Victoria's Microbrewery Culture

The beer culture in Victoria has come full circle. With nine breweries in the capital city the microbrewery culture of today’s Victoria is strikingly similar to that of the mid-nineteenth century. Beer is not typically associated with our provincial capital. However, there is a longstanding tradition of microbreweries and local population’s support of it. This continues just as fervently today. Beer is one of the oldest manufactured beverages in the world and it carries with it great social depth. It is an alcoholic drink made of clean water, barley, hops and other flavourings. A drink for social occasions and available at a cost to most people it is no wonder this beverage has seen a resurgence in many communities on the West Coast and beyond.
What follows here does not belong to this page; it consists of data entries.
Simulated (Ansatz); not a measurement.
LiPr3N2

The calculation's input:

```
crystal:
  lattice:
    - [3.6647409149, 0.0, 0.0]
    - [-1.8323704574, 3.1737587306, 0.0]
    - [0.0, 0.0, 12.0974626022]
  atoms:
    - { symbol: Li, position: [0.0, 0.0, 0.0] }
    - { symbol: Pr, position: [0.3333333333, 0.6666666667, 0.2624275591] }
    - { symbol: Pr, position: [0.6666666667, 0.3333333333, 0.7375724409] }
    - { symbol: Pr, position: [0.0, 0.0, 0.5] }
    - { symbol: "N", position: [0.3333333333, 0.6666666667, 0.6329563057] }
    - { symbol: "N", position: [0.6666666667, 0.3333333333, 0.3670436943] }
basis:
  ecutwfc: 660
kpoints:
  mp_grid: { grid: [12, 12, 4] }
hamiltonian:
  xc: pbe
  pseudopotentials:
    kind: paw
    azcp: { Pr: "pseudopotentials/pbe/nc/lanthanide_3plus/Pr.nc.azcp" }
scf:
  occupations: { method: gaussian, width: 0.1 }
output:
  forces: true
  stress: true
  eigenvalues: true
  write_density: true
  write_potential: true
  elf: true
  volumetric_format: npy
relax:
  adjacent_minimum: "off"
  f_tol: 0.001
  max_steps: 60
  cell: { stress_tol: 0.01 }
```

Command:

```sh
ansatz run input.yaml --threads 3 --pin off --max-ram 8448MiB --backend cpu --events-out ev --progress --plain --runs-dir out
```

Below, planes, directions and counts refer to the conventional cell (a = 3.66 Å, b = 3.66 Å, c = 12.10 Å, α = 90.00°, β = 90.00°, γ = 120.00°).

In 1858 the landscape of Victoria was one of flux. The population increased steadily with prospectors searching for gold and the businesses that followed them. Many settled in the capital region and set up shop.  Breweries were not shy in establishing themselves downtown. The first was Victoria Brewery which found a home on Swan Lake in 1858, the same year the province joined Confederation. After finding the water quality of the lake was not up to par the brewery moved downtown to the corner of Government and Discovery. More followed, and by 1885 the downtown core was home to the Victoria, Bunster’s Phoenix, Bavaria and Tiger brewing companies.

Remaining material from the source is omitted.